Blog The Editor's Notebook
Speaking one-on-one with Wim Elfrink, the first Chief Globalisation Officer to be appointed at software giant Cisco Systems, is always a delight. I must confess that I’ve only had conversations with him via Cisco’s high-end telepresence system at the corporation’s One Penn Plaza offices in Manhattan, when it’s been morning in New York and evening in Bangalore, where Elfrink often works. As he said the last time we spoke, “sometimes it’s hard to remember if I meet people in person or on telepresence,” and this is true about our own meetings. Our chats have been so vibrant, so warm, and so engaging that we may as well have been talking at a dinner party. This is testament to Cisco’s telepresence equipment, of course, but also more exemplary of Elfrink’s dynamic mind and lively, affable personality. It shines through, no matter what the forum.
Recently, we talked about the future of cities: how they can best leverage exciting new technology possibilities in terms of becoming “smarter,” via connecting people more quickly online or via mobile devices, and processing real-time data from sensors and other equipment. In other words, we explored how urban communities can better use social networking, sensors, Big Data, and sophisticated information technology infrastructures to evolve and prosper. Here’s our edited conversation.
Why are cities such a focal point for anyone interested in inspired innovation today?
Cities have always attracted people by offering three things: security, prosperity, and quality of life. Because of those three things, innovation takes place in cities. There has long been a misconception that cities aren’t safe, that they are filled with poor people, that it is hard to live in cities.
But today, security is not about brick and mortar safety, it is not about walls. Surveillance has changed that.
Cities offer more opportunities for people to improve their lives than in smaller towns, so even if they attract people who are challenged by a lack of resources, they have better chances of becoming more prosperous.
Telepresence will also help the poor have access to cities, perhaps bring them the education, work, and even healthcare possibilities that they didn’t have before, and in a way, make them part of cities.

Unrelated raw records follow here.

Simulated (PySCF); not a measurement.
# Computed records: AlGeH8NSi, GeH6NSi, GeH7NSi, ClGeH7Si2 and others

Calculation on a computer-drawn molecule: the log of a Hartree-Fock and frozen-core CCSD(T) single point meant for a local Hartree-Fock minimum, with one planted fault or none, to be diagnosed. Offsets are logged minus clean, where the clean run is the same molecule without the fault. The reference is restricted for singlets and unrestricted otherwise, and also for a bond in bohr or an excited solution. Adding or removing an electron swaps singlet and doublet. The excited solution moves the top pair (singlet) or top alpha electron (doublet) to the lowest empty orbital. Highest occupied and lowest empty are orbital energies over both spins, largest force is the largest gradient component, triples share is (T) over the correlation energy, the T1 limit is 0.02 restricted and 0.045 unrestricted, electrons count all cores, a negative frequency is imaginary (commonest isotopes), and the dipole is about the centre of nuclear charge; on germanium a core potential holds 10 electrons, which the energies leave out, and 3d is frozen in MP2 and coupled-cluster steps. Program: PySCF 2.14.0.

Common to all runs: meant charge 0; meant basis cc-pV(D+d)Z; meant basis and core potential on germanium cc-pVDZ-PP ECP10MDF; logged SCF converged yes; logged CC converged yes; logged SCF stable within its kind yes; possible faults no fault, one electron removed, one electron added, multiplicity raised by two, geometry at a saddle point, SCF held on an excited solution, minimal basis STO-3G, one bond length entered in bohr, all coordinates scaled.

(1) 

Also, we must remember that great cities have souls. Think of what they are known for: Paris, for art. New Orleans, for music. San Francisco, for high tech. What is so promising about social networking is that in the future, we’ll be able to connect more people with each other around these aspects of cities while we are in them—or away from them.
Finally, we should consider that the future of competition is between cities, whereas it used to be between nations. Many people today identify themselves as what city they are from, versus what country. If cities do not work to become smarter, in all aspects of the word, they will lose the competition for visitors, industries, and revenues.